I’m quite looking forward to seeing what it’s like to live without mounds of stuff everywhere!

Vintage fair haul: Newcastle Does Vintage

Another weekend, another vintage fair!  Today I went to the Biscuit Factory, Newcastle, for the fair put on by Britain Does Vintage, and added a few more pieces to my collection…

Vintage fair purchases
Today’s additions to The Shiny.

From left to right, the black material is a wool-blend bolero jacket, the silver floral material is a dress, and the shiny matching things are clip-on earrings.  Very pleased with today’s haul!

My history of excursions into ’80s fashion

There have been a few periods in my life where I’ve tried to fit in with the prevailing fashions of the day, but in all honesty, I’ve never really succeeded, and when I look at photos of myself during those periods, I always think I look uncomfortable and not quite right.  The style of the ’80s has always felt ‘correct’ to me; it gives me a strong sense of ‘these are what clothes SHOULD look like’, and later fashions just look dowdy and unstylish to my eye.  I’m not sure whether I just internalised it really strongly when I first came into the world, or whether I’ve just come to love that aesthetic by chance, but thirty years later it’s still what I’m drawn to, and I think I always will be.

So, my history of being an ’80s fashion throwback, then.  I don’t think it counts as being a ‘throwback’ when you’re still in the actual ’80s, but that’s where it began, and clearly my toddlerhood was the best dressed era of my life:

Clothes I wore in the '80s
Check out that lookbook! I will never come close to being this stylish ever again.

I wore so many different (and AWESOME) outfits during this era.  I guess most toddlers go through lots of different clothes, due to the whole rapid body growth thing, but looking at pictures it really seems like in my five short years spent in the ’80s I wore more clothes than in the rest of my life put together.

Shame they couldn’t all have grown with me.  Especially the moon ‘n’ stars nightdress in the bottom right corner, my favourite nightdress of all time.

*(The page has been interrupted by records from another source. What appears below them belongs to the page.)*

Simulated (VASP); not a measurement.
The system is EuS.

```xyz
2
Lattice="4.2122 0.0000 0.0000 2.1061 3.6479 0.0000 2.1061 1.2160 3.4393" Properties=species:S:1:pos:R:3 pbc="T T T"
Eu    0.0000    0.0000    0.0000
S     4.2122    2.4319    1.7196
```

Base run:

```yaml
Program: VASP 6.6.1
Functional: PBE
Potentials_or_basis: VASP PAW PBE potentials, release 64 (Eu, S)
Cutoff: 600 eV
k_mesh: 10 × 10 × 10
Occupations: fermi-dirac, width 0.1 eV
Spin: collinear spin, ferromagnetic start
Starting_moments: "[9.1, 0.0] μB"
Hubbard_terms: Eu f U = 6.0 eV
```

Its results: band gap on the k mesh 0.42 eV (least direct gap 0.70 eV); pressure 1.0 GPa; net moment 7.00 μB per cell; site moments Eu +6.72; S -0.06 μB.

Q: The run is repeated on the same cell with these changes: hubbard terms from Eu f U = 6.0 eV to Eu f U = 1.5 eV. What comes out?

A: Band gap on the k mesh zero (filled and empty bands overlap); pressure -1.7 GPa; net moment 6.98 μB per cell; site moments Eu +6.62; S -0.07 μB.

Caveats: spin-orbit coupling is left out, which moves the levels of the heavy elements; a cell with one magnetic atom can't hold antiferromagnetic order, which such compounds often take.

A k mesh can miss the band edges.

The ’90s, meanwhile, were probably my most difficult decade fashion-wise.  Due to a combination of hand-me-downs from family friends, thick curly hair that utterly refused to be browbeaten into the poker-straight trend it was supposed to be following, and a stubborn fully-developed taste that meant I was already gravitating towards the styles of the ’80s, I spent the whole decade doing the awkward ‘dated by quite a few years, but not enough to be retro or vintage yet’ look:

Clothes I wore in the '90s
Looking a bit ’80s in the ’90s.

Jeans, especially, I found so awkward – I was drawn to high-rise straight-leg styles, but as the decade went on, they became more low-rise and bootcut – that it put me off them for a long time, and nowadays I don’t own any blue jeans at all.  When I reach my target weight, I’ll maybe give them another go.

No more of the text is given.